Biden Names Acting FLRA General Counsel, Ending Critical Trump Era Vacancy
The agency responsible for administering federal labor law has been without a top lawyer for four years, significantly hamstringing its ability to hear labor-management disputes.
President Biden on Wednesday appointed Charlotte Dye to be the acting general counsel of the Federal Labor Relations Authority, potentially freeing up a logjam of pending disputes between agencies and unions after years of inaction on unfair labor practice complaints.
Dye has served as deputy general counsel of the labor authority since 2019. She previously was the regional director of the agency’s Dallas regional office, until the agency controversially closed both it and the Boston regional office in 2018. She is a career federal employee with nearly 30 years of experience at the FLRA.

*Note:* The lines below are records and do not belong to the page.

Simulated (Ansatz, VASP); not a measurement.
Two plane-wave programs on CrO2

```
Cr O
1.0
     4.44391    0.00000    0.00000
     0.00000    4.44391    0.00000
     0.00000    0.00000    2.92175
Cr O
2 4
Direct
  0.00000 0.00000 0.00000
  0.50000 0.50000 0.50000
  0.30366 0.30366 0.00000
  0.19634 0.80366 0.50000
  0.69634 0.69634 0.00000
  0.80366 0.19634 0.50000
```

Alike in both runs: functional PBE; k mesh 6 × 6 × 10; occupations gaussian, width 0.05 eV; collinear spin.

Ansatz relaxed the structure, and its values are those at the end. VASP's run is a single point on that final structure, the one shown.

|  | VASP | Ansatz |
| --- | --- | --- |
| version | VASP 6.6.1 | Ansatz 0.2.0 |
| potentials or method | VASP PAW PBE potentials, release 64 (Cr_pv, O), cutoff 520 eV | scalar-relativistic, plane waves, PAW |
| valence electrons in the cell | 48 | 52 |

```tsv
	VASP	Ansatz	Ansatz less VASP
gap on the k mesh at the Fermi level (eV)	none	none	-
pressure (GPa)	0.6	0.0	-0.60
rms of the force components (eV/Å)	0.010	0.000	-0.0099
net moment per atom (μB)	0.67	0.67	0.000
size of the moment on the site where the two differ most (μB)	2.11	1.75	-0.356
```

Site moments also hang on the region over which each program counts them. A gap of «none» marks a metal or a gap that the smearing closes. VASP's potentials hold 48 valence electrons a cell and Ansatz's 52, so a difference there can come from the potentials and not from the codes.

At the start of the Trump administration, an acting official served as general counsel until November 2017, but the position has been entirely vacant since then. President Trump nominated Catherine Bird to serve in the role in April 2019, but the Senate declined to act on the pick.
The FLRA general counsel is responsible, in part, for vetting and advancing unfair labor practice complaints after regional offices have determined whether they have merit. As a result, the FLRA has developed a backlog of around 450 pending complaints. Over the course of the Trump administration, unions moved away from the use of unfair labor practice complaints, opting instead to go through the longer and more expensive arbitrated grievance process to bring cases before the FLRA.
Federal employee union officials, who suspected that the Trump administration's inaction was an intentional effort to slow down union challenges to agency actions, lauded Biden’s decision to appoint an acting general counsel.
“This appointment is critical to addressing the current backlog of nearly 450 labor-management disputes,” said Everett Kelley, national president of the American Federation of Government Employees. “For more than three years, the FLRA has not been able to issue complaints due to the vacant general counsel position. This has left disputes between workers and management unresolved and allowed the unfair actions to continue.”
National Treasury Employees Union National President Tony Reardon said he was hopeful that Dye would move quickly to begin moving pending cases through the process so that they may be resolved.
“The Federal Labor Relations Authority has been hamstrung for more than three years without a general counsel, so we are pleased the position has been filled in an acting capacity,” he said. “Filling this vacancy will allow the authority to once again issue unfair labor practice complaints or prosecute those complaints before an administrative law judge, as the law requires. The current backlog of pending cases where an FLRA regional office has determined that a complaint has merit can now finally be addressed, which is essential for protecting the rights of federal employees across government.”